Any company marketing anything "8K" - complete waste of time; a pie in the sly.
I currently have AMD's flagship GPU (RX 6900 xt) and it is guaranteed to do diddly squat at 8k if I ever get my hands on a 8k monitor. We are probably looking at 2 generations (RX 8xxx and above, 2025 or later) to get to a bare minimum with 8k for PC gaming.
 
Falstaff

Falstaff

Audioholic Intern
Okay, so I was watching episode 4 of Foundation on Apple TV+ and found myself engrossed by the ambience of it with Surround AI engaged. Several times, the chirping of birds made me crane my neck and look up in the direction of ceiling speakers I don’t have. I’m running 7.1 and am certain I was being fooled into hearing things I shouldn’t. Surround AI? YPAO worked for my set-up? Going mad?
 
Replicant 7

Replicant 7

Audioholic General
Okay, so I was watching episode 4 of Foundation on Apple TV+ and found myself engrossed by the ambience of it with Surround AI engaged. Several times, the chirping of birds made me crane my neck and look up in the direction of ceiling speakers I don’t have. I’m running 7.1 and am certain I was being fooled into hearing things I shouldn’t. Surround AI? YPAO worked for my set-up? Going mad?
I use AI on all of my streaming and 4K disc. This isn't my first experience using AI, used it on my A1080. I'm a big fan of DTS-X, but now AI, I've researched as much as I could on the technology. There isn't a whole lot out about AI that I know of other than what Yamaha has put out and a few articles by a couple of dudes I ran across just the other day. Here's the thing of AI from my understanding, it analyzes five times before it does it's thing. On the OSD at the bottom when you pull up, on-screen info, it will show Atmos mode, and AI. So my understanding is that AI doesn't change what ever Dolby format your using. But take what I just posted up on AI with a grain of salt, I'm still in learning mode with AI also, but yeah I like what it brings to the HT experience very much.
 
William Lemmerhirt

William Lemmerhirt

Audioholic Warlord
Okay, so I was watching episode 4 of Foundation on Apple TV+ and found myself engrossed by the ambience of it with Surround AI engaged. Several times, the chirping of birds made me crane my neck and look up in the direction of ceiling speakers I don’t have. I’m running 7.1 and am certain I was being fooled into hearing things I shouldn’t. Surround AI? YPAO worked for my set-up? Going mad?
Pretty sure it’s just HRTF baked into the soundtrack.
 
AVR Enthu

AVR Enthu

Full Audioholic
I currently have AMD's flagship GPU (RX 6900 xt) and it is guaranteed to do diddly squat at 8k if I ever get my hands on a 8k monitor. We are probably looking at 2 generations (RX 8xxx and above, 2025 or later) to get to a bare minimum with 8k for PC gaming.
Some lighter games perhaps. Microsoft Flight Simulator is one of ultimate stress-tests for GPU capability, as it is very demanding on rendering side. With best cards nowadays, it can barely achieve 4K/60 with high settings.

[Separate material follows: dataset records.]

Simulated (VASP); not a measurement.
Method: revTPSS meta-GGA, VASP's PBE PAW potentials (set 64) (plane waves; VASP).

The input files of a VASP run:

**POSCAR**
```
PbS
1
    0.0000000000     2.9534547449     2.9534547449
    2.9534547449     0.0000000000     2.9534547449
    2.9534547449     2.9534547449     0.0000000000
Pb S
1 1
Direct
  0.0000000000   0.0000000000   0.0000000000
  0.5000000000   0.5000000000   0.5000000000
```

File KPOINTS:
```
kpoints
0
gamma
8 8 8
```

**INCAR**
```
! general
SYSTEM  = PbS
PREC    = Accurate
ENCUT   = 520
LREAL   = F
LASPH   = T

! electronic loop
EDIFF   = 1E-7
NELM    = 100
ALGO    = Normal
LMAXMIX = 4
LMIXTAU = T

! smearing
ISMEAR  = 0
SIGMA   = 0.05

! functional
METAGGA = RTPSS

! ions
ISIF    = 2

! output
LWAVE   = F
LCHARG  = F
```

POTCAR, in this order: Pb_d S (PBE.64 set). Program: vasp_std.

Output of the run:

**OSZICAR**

So yes, another two generations of GPUs, until RDNA4 and 6K/8K 120 Hz monitors and 8K/120 TVs. The good thing about new Yamaha AVRs is that these machines would be able to support such insane resolutions with DSC used, if anyone connects their PC through AVR. This is ~4-5 years away.
 
VASKION

VASKION

Junior Audioholic
I'm not even convinced I can tell between 1080p and 4k unless I'm right on top of it, with my nose touching the screen.
In my country we have several 4K TV channels. The difference is night and day compared to the full HD ones. But, this is only if the content is actually 4K and not upscaled 1080p. Even though I also doubt I will be able to tell the difference between the 4K and 8K.

The bit rate is another thing that is very important and makes a lot of difference in the quality. Unfortunately all TV channels broadcast with far lower bit rate than the actual content requires to be considered full HD, 4K and so on...
 
Replicant 7

Replicant 7

Audioholic General
Some lighter games perhaps. Microsoft Flight Simulator is one of ultimate stress-tests for GPU capability, as it is very demanding on rendering side. With best cards nowadays, it can barely achieve 4K/60 with high settings.

So yes, another two generations of GPUs, until RDNA4 and 6K/8K 120 Hz monitors and 8K/120 TVs. The good thing about new Yamaha AVRs is that these machines would be able to support such insane resolutions with DSC used, if anyone connects their PC through AVR. This is ~4-5 years away.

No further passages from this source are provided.